4. Ooh, the fish and the cat don't like the name Pinocchio.


5. Geppetto really needs some company.


6. How is the fish so pretty? It's not fair, she's a fish!


7. Ah yes, an alarm clock where the alarm noise is a child screaming while his mother spanks him. Lovely. 



8. That pipe is literally as long as your arm, Geppetto. I'm concerned.

9. The cat is me. I am literally this cat. 


10. I'm pretty sure the Blue Fairy is just Snow White with blonde hair.

11. Geppetto, go back to bed. 


12. How are two foxes walking around and no one notices? Yet people notice Pinocchio is wooden...



13. I'm convinced the cat wants to be human and that's why he's jealous of Pinocchio.

14. For being a conscience, Jiminy's not very noble or good.

15. Lol, the cat/lion/fox/human thing is so stupid.

16. Yeah Pinocchio, don't be an actor. There's no money in that. Go to school.



17. How has Pinocchio become so famous in like 30 seconds?

18. Poor Pinocchio. All these girls want him and he looks terrified. 


19. The show runner just locked Pinocchio in a cage!


20. And now he's twerking. This is not good. 


22. The dolls are hanging by their necks and the lightning keeps flashing on their smiling faces. This is creepy. How is this a children's movie?

23. Poor Geppetto. He's all alone in his bathrobe in the rain trying to find his son.

24. How does a puppet blow his nose? What does he get? Splinters instead of boogers?

25. Ooh. Pinocchio's in trouble now. The Blue Fairy wants to know why Pinocchio didn't go to school.

26. How did his nose grow birds? Maybe he gets birds instead of boogers.


27. Ooh. His coins are bigger than the show runner/director's. Take his, fox people.


28. Did the man just say he's collecting stupid little boys? 

29. This is so not a children's movie.

30. Let me get this right. He's collecting stupid boys to take to a place called Pleasure Island where they never come back as boys. Please tell me I'm not the only one whose mind is going some place it shouldn't.

31. Pinocchio! Don't go to Pleasure Island; you won't be able to go school... I'm sensing a theme here. 

32. So Pleasure Island is basically a big carnival with free drinks and cakes.... can I go to Pleasure Island?


33. "Come here and smoke your heads off!" Who decided this was an appropriate movie for children?

34. "You buttered your bread, now sleep in it." I don't think that's how that phrase goes Jiminy.
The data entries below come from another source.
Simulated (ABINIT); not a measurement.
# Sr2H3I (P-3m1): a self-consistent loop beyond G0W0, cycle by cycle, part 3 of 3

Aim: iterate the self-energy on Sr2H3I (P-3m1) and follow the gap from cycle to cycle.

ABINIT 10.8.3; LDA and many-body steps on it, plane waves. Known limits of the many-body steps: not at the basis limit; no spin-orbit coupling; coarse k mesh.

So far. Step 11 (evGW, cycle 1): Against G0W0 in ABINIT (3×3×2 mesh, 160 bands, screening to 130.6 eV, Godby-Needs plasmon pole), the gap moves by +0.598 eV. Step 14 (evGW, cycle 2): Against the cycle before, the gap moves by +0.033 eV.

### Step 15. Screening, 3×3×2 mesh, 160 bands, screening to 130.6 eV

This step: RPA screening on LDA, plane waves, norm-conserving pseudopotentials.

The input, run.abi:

35. The stupid-boy-collecting man is turning the stupid boys into donkeys. Okay. That's not what I was expecting. 

36. The real question is, why are there no girls here? Answer, because girls aren't this stupid apparently.

37. Oh, we're in trouble. Pinocchio's turning into a donkey. 


38. This is horrifying.



39. Finally. Go home Pinocchio. 

40. Where's Geppetto?

41. Oh, he was swallowed by a whale. Of course. I should have seen that coming. 

42. Pinocchio's going to drown himself to find the whale at the bottom of the sea. Right. That's logical.



43. Now he's dragging the rock that sunk him around with him. Is this supposed to be symbolic?

44. Aww, the sea horses are so cute!

45. "I never though it would end this way. Starving to death in the belly or a whale." I can't imagine many people would think it would end that way, Geppetto. 

46. They're literally making a fire in the belly of the whale just for the purpose of making it sneeze so they can get out. How stupid are these people? Why is the whale not burning on the inside? So many questions!

47. Oh. The whale's having a sneezing fit. This isn't good. The whale's the size of the hotel. 


48. "Oh no! Now he hates me!" Well if you wanted him to like you Geppetto, maybe you shouldn't have set your boat on fire in his belly. Not the best way to make friends.


49. No! Pinocchio's dead (although I'm a little confused as to how. Can't he breathe underwater?)


50. Oh please! You're going to save him? He hasn't been selfless, brave or true! He's been a brat.


51. Yeah, yeah, Pinocchio's alive. We get it.



52. Awww, Jiminy's got his gold badge. Good for him.

Well.

That was something.

A little different than I remember.

Okay, a lot different than I remember.

Moral of the story: Stay in school kids.